PARIS — French car maker Renault said on Friday it had increased first-half profitability at its core manufacturing division despite falling sales, riding out Europe’s sustained market slump with new models and a firm hand on costs.

While the bottom line was weakened by lost business in sanctions-hit Iran, incurring a €512m charge, operating profit before one-off expenses rose 15% to €583m. Revenue fell 0.9% to €20.44bn.

Renault shares rose after the company reaffirmed full-year goals including a positive car division operating margin and cash flow.

“We’re on track to achieve the objectives we announced for 2013,” CE Carlos Ghosn said.

A collapse in European car demand has led to crippling price wars and excess capacity, wiping out manufacturers’ profits and in some cases threatening their survival.

Unlike struggling domestic rival PSA Peugeot Citroen, Renault is shielded from the worst of the crisis by its 43.4% stake in Nissan, as well as a timely push into low-cost cars and emerging markets.

Renault shares rose as much as 5.4% to €62.88 and were up 4% at 7.17am GMT.

“There’s been a great deal of uncertainty in the market about whether Renault would confirm its full-year guidance,” London-based Citi analyst Philip Watkins said in a note.

Mr Watkins credited tight discipline on pricing and costs for what he described as “surprisingly strong results from Renault”.

Net income dropped to €39m from €734m, weighed down by €832m in charges, but the car division’s operating margin rose to 2.9% from 2.5%.

The group’s main Renault brand, challenged in recent years by cheaper offerings including its own no-frills Dacia cars, is fighting back to lift pricing with new models such as the latest Clio subcompact and Captur mini-SUV.

The effort helped offset a “difficult environment” in Europe and exchange-rate headwinds in Latin America, chief financial officer Dominique Thormann said.
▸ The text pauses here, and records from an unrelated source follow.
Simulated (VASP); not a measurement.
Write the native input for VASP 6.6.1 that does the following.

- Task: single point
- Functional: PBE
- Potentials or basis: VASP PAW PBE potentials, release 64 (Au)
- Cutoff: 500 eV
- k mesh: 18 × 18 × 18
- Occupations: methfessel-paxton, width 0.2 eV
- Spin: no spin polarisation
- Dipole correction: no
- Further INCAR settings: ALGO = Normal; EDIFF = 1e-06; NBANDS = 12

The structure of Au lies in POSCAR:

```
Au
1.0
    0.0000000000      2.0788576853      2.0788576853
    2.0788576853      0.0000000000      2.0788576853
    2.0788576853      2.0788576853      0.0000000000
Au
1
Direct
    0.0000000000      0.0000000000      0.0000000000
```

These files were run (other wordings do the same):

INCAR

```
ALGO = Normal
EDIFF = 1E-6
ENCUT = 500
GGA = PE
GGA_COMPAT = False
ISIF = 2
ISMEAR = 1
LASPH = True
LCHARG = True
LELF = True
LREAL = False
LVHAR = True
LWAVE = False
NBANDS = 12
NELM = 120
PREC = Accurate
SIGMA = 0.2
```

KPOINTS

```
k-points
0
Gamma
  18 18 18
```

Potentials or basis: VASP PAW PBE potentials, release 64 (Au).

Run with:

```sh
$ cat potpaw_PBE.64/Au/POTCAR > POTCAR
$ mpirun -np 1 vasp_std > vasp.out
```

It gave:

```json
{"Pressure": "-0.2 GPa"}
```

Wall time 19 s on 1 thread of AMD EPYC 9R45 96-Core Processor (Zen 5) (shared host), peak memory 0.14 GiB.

“We’ve been able to compensate by raising prices,” he said.

Car division earnings almost doubled to €211m or 1.1% of sales, from €116m and a 0.6% margin. Divisional cash-burn was also reduced to €31m from negative cash flow of €207m a year earlier.

US-led sanctions led to a 47% plunge in Iranian sales — to 28,000 semi-assembled vehicles — and were tightened further in June, prompting the €512m write-down.

“This provision corresponds to the value of our assets (in Iran), essentially cash that we can no longer repatriate,” Mr Thormann said. Renault has no manufacturing facilities in the country.

Profit took another dent from the bankruptcy of Better Place, an electric-car infrastructure startup that had ordered 100,000 of the French car maker’s Fluence battery cars.

Renault took an €85m charge to compensate suppliers to the Fluence programme — which also claimed an unspecified share of the additional €142m in write-downs announced for three underperforming vehicles.